Author: Xiao Bing, Deep Tide TechFlow
On May 22nd, after China Securities Regulatory Commission (CSRC) announced plans to impose severe penalties on three overseas brokerages—Futu, Tiger Brokers, and Longbridge—their stock prices plummeted sharply.
However, in the community of Futu's own app, the tone took a sudden turn. Beyond discussing stocks, it became a matchmaking platform for investors overnight.
A self-proclaimed D-cup beauty from mainland China is seeking an overseas man; a mainland-born '90s generation individual with a 2046% return is willing to consider "any gender" for an identity swap; a Hong Kong man holding a German passport is inverting the selection criteria, preferring "Guangdong, Zhejiang, or Shanghai natives"......
This isn't just anecdotal. You're witnessing a latent, securitized marriage market taking shape in real time within the Futu community. Demand side, supply side, price preferences, geographical screening conditions... all spontaneously forming. This is the most honest natural language leak of the mindset among China's middle-class investor group in 2026.
The Regulatory Hammer Falls
On May 22nd, China's Securities Regulatory Commission, along with seven other departments, jointly issued the "Implementation Plan for Comprehensive Rectification of Illegal Cross-border Securities, Futures, and Fund Business Activities." On the same day, they announced plans to impose severe penalties on three overseas brokerages: Futu Holdings is slated to be fined approximately 1.85 billion RMB; Tiger Brokers faces a fine of 411.2 million RMB; Longbridge is also on the list. Both Futu and Tiger's US-listed shares plunged over 30% in pre-market trading.
The brokerages' responses were measured in their wording. Futu stated that as of the end of Q1 2026, funded accounts from mainland China accounted for about 13% of the company's total funded accounts; Tiger Brokers said client assets from mainland China constituted roughly 10% of the group's global total assets. Both emphasized that "business operations in all regions outside mainland China remain normal."
But for mainland users who already hold US stocks in their Futu or Tiger accounts, the truly stinging piece of information boils down to one phrase:
Sell only, no buying.
This means that for the foreseeable future, if you want to open a new US stock account to buy NVIDIA, Tesla, or an S&P 500 ETF, you must first possess identification proving you are a non-mainland Chinese resident.

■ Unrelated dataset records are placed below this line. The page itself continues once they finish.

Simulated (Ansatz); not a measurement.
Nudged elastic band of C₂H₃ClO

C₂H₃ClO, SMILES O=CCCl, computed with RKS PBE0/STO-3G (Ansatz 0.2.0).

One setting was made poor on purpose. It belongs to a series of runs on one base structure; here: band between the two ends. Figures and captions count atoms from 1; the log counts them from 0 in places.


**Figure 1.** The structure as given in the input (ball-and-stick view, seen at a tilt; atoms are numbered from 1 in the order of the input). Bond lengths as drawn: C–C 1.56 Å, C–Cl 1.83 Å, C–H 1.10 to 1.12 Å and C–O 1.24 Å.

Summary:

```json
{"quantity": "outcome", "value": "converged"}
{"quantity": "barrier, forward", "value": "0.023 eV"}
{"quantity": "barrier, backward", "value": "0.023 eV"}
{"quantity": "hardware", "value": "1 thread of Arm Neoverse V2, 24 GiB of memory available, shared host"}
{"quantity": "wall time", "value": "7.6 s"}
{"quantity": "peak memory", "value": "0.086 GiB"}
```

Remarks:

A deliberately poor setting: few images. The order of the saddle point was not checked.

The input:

Looking back over the past three years, the account opening threshold for mainland users by overseas brokerages has been raised step by step:
- Late 2022, the CSRC named them for the first time;
- May 2023, their apps were removed from mainland app stores;
- Starting 2024, only mainland residents who "actually work or live overseas" were accepted, requiring proof like overseas utility bills, credit card statements, tax documents;
- September 2025, the threshold was raised to requiring "proof of overseas permanent residence";
- Late 2025, only "non-mainland Chinese ID documents" were accepted;
- May 2026, fines were directly imposed on the brokerage entities.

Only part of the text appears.